Midway illustrators driven by satisfaction, artistic practice


Berk Oto

Ace Zhang and Risa Cohen have been Midway illustrators for over 2 years.

Adrianna Nehme, Reporter

As their artistic minds scan through different ideas for the next issue of the Midway, seniors Ace Zhang and Risa Cohen settle upon an exciting prospect. At times, multiple drafts are necessary, but the result is always a pleasant visual that leaves them with a sense of satisfaction. 

For more than two years, Ace and Risa have channeled their artistic experience to brighten the pages of the Midway through illustrations that help communicate the story. 

Ace and Risa have always enjoyed drawing. After Ace transferred to U-High as a junior, his adviser, Logan Aimone, noticed his talent and interest in drawing and suggested he draw for the Midway. Since then, Ace has used his passion for drawing to help communicate stories that don’t have photos.

“I like helping people, and I know that running the Midway can be stressful and it’s just nice to have all those visuals from different artists,” Ace said.

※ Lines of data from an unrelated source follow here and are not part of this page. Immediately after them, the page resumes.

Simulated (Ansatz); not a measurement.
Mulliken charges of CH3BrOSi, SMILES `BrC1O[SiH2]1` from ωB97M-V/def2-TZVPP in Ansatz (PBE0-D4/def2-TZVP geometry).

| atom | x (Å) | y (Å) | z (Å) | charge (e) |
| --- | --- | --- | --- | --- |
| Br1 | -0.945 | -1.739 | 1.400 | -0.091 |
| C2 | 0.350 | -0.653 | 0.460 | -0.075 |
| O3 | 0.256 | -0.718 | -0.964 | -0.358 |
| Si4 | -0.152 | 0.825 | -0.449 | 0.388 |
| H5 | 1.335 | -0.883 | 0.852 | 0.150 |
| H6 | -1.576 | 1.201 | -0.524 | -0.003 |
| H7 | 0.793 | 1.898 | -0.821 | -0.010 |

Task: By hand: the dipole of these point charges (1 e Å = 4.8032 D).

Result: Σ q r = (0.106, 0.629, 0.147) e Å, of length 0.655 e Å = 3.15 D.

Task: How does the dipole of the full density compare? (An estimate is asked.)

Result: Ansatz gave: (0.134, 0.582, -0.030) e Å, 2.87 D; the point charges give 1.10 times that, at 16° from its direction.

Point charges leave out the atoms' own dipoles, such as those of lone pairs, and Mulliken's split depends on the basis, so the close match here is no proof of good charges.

Risa attended U-High since kindergarten, but she didn’t start doing art for the Midway until junior year when Midway editor Abigail Slimmon approached her about working on the Midway staff as an artist. She took the opportunity to improve her art.

“It’s a good challenge and learning experience,” Risa said, “because often when I’m doing these illustrations, I’m drawing things that I wouldn’t otherwise be doing in my free time, so I think it’s just a good way to practice my skills.”

Ace and Risa each developed their interest in drawing at a young age. When Risa first began, she didn’t have her current drawing tablet and program. Instead, she would go on art websites and draw with a mouse. While Ace started drawing in kindergarten, it wasn’t until fourth grade when he transferred to digital drawing.

According to Ace, one of his favorite parts about drawing for the Midway is drawing for stories that he is passionate about. He also appreciates the ability to bring the story to a wide audience.

“Some of the topics that you guys talk about are really interesting and stuff that I wanted to have covered anyways,” Ace said, “and it’s just very satisfying to see my art on something that isn’t social media.”

After Ace and Risa are given the drawing idea for a story, they use an online program to sketch it out and then color it in. Since their process typically takes multiple drafts, Risa always enjoys seeing these attempts turn into one product. 

“It’s honestly just really cool,” Risa said, “and I think seeing the final product is the best part because there’s something really neat about seeing writing along with your work and having it be this finishing product.”

It’s this weird dichotomy of both satisfaction and also not necessarily embarrassment per se but that feeling that you just kinda wanna disappear for a moment.

— Ace Zhang

While Ace also finds pleasure in seeing the final product, he also shies from the spotlight and finds it strange when someone mentions that they’ve seen his published art. 

“It’s this weird dichotomy of both satisfaction and also not necessarily embarrassment per se but that feeling that you just kinda wanna disappear for a moment,” Ace said.

While they are each unsure of their future in terms of publishing art, both Ace and Risa will continue to do art regardless. 

“I do intend to do art in the future, but I’m not sure if I’ll be able to continue doing art for a newspaper specifically,” Ace said. “Going into college, I’m not exactly sure how that stuff works, so if I’m approached with the opportunity to like, ‘Hey this newspaper needs some art would you like to do it?’ I mean, like, yeah, man.”